Sunday, January 6, 2019

My Eight Response to Fraley

Dear Reader,
This is my eight response to “On Verbal Behavior: The First of Four Parts” (2004) by Lawrence E. Fraley. What happens before you talk is referred to as “Antecedent Control of Verbal Behavior.” Although it may seem that way, it is not ‘you’ who talks, but it is your body which responds in the only way it is capable of responding. “Verbal behavior, being operant, is evoked by stimuli in the environment of the behaving organism. Consider two aspects of an instance of operant conditioning: (a) the momentary structure of the body that is being conditioned—a structure that, at any given moment, is determined by the prior operant conditioning of that body along with a variety of other physiological factors, and (b) the structure of the environment of that body, structured as it is at that same moment. Whatever verbal behavior then occurs to that body is simply the natural and inevitable reaction of that bodily structure to that environmental structure as energy from the latter impinges on the former.” All of this knowledge is needed to acknowledge that you can’t help that you are mainly engaged in Noxious Verbal Behavior (NVB) and seldom in Sound Verbal Behavior (SVB). To have SVB, the structure of your body must be changed. This can only be accomplished if the structure of the environment of your body will bring about such change. The stimulus in the environment, which brings about physiological change, is the sound of our voice. SVB sounds different than NVB.
Only a speaker with SVB can evoke and reinforce SVB in you, but a NVB speaker will elicit NVB in you as well. “Failure to predict accurately an impending behavior is not evidence that nature is capricious, but rather that the sets of variables that respectively define the body and its environment at that moment have not been subject to a full accounting.” We have NEVER paid close attention to how we ourselves sound while we speak, so, it is not at all that surprising that we are not good at predicting accurately the outcome of our so-called conversations. In NVB we don’t really predict, but force the outcome!!! There is nothing scientific about NVB, except that the outcome of our blunt, coercive speech accounts for the tremendous conflict and chaos we see everywhere in our world. Even Fraley isn’t willing to explore the possibility of SVB with me.
Fraley’s refusal to talk with me (or anyone who engages in SVB), is based on one thing only: like everyone else, who doesn’t want to engage in SVB, he wants to continue with NVB, in other words, SVB and NVB are mutually exclusive. “Failure to render accurate predictions measures the ineffectiveness of the behavior of the person who predicts, not lapses in the functional aspect of nature. Given an instance of verbal behavior, we can always ask meaningfully what controlled it. The question pertains to its antecedent (i.e., evocative) environmental stimuli. If our inquiry is informed by a philosophy of naturalism, we anticipate that a valid and reliable answer is possible in terms of measurable variables, and we tend to look for those behavior–controlling antecedent stimuli.” Fraley, may proudly call himself a behaviorologist, but that doesn’t make any difference in his behavior, as he, like other behaviorists, isn’t interested in looking for “those behavior-controlling antecedent stimuli” while talking, while the rubber hits the road. Instead of honestly and scientifically admitting his own inaccurate predictions during a SVB conversation, he prefers to only write about it!

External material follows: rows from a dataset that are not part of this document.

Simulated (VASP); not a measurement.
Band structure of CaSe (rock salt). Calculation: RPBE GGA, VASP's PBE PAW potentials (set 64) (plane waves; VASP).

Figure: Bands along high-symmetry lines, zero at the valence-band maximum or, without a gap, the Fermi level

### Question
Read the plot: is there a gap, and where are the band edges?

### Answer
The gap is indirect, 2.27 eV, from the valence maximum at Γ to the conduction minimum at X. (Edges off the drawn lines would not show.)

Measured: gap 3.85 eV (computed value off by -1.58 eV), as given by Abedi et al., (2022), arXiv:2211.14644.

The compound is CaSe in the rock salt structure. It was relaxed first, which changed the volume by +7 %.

As a self-taught behaviorists, I know about SVB and since I am ALWAYS willing to explore the great importance of the SVB/NVB distinction during a conversation, I feel little affinity with coward behaviorists, who basically back out of the conversation, by pretending to know more about behavior than others. Another often heard excuse for not talking with me is that I haven’t done any research and that I don’t have data. I teach college level psychology courses, with a strong and consistent emphasis on behaviorism. My students come from all walks of life and I don’t have any requirements for talking with anyone. I can and I do talk with everyone and I find it sad, pedantic and arrogant that the vast majority of behaviorists refuse to talk with me.
Are you reading what I am writing? Do you in any way recognize I am talking with Fraley in my writing? He writes “In the past, under similar search conditions, we have so often discovered functional antecedent controls in proportion to the effort expended to discover them that our behavior to reveal such environmental evocatives for a specified behavior now tends to continue unabated (or, as it may be stated in terms of popular fictional constructs, our current expectation that precise controls exist to be discovered is much strengthened).” It is simply not true that the discovery of “functional antecedent controls” continues “unabated”, as we don’t have genuine interaction in which that would be the case. We are never going to write and read our way into SVB. The (over) emphasis in science (not only behavioral science) on reading and writing, that is, on visual stimuli, underestimates the great importance of auditory stimuli in the antecedent control of our verbal behavior. Our gigantic problems with talking and listening will continue as long as we keep engaging in forceful NVB. We can all get very philosophical and academic about it, but the fact of life is that we either engage in SVB or in NVB.